If $H$ is a finite group of order $r$ and $x\in H$, we can see that $x^r=1$. This is because we have the set $\langle x\rangle:=\{1,x,x^2,\ldots,x^r\}\subset H$, and if $x^r\neq 1$ then $\langle x\rangle$ has more elements than $H$, a contradiction. We say that $\min\{t\in\mathbb{N}:x^t=1\}$ is the order of $x$.
If $t$ is the order of $x$, then $r=st+b$ for some $s$ and $0\leq b<t$. We have that $1=x^r=(x^{t})^sx^b=1^sx^b=x^b=1$, and because of the minimality of $t$, we must have that $b=0$. This shows that $t\mid r$. In fact the same proof shows that if $k$ is any number such that $x^k=1$, then $t\mid k$.

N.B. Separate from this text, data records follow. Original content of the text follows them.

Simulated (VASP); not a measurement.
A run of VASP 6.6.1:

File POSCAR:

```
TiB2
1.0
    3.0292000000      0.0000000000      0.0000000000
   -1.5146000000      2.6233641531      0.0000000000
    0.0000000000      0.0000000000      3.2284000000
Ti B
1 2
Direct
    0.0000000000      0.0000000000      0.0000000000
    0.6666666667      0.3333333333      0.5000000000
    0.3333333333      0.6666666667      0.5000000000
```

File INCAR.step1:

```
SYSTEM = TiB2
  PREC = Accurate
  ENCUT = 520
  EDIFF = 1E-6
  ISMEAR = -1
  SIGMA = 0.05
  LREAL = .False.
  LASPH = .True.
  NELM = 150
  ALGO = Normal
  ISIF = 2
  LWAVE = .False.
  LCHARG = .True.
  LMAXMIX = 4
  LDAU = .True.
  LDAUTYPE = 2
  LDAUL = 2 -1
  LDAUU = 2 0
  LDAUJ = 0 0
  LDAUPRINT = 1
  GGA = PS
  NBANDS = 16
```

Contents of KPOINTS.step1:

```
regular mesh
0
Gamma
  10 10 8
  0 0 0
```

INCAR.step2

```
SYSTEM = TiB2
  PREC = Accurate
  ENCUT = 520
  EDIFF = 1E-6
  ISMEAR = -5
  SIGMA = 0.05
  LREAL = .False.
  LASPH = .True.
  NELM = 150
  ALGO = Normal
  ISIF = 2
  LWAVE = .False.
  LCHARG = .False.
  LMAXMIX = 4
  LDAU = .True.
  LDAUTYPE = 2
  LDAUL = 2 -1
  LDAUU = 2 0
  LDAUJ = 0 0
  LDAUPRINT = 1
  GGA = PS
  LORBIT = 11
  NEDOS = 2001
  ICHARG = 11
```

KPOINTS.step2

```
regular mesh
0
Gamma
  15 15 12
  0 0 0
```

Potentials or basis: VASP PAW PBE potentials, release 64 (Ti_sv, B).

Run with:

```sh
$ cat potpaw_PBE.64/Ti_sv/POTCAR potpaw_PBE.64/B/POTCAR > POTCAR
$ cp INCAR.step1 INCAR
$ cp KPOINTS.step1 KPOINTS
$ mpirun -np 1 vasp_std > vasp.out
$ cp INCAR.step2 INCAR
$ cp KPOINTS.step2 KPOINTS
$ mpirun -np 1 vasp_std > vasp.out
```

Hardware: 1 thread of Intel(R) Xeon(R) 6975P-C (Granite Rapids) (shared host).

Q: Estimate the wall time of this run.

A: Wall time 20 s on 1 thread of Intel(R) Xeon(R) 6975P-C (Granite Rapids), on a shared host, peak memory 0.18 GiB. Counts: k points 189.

Let's look at the problem now. We can see that $AB=\{ab:a\in A,b\in B\}$ has order less than or equal to $mn$ (one reason is that the function $A\times B\to AB$ that sends $(a,b)\mapsto ab$ is surjective and $|A\times B|=mn$).
When exactly is $ab=a'b'$? This happens if and only if $a(a')^{-1}=b(b)^{-1}$ (because $G$ is abelian). We see that $(a(a')^{-1})$ is in $A$, and so $1=(a(a')^{-1})^{m}=(b(b')^{-1})$. Similarly, we have that $1=(b(b')^{-1})^n=(a(a')^{-1})^m$. Because of what we said earlier we have that the order of $b(b')^{-1}$ divides $m$ and $n$ (and the same with the order of $a(a')^{-1}$). Since $m$ and $n$ are relatively prime, these orders must be equal to 1, and so $b=b'$ and $a=a'$. Thus every element of $AB$ is uniquely written as $ab$ with $a\in A$ and $b\in B$, and so we see that the function $A\times B\to AB$ we described earlier is a bijection, and so we're done.
Of course in this proof I proved Lagrange's theorem....
Another proof would consist of showing that the function $A\times B\to AB$ is an isomorphism (although I'm sure you would use Lagrange too).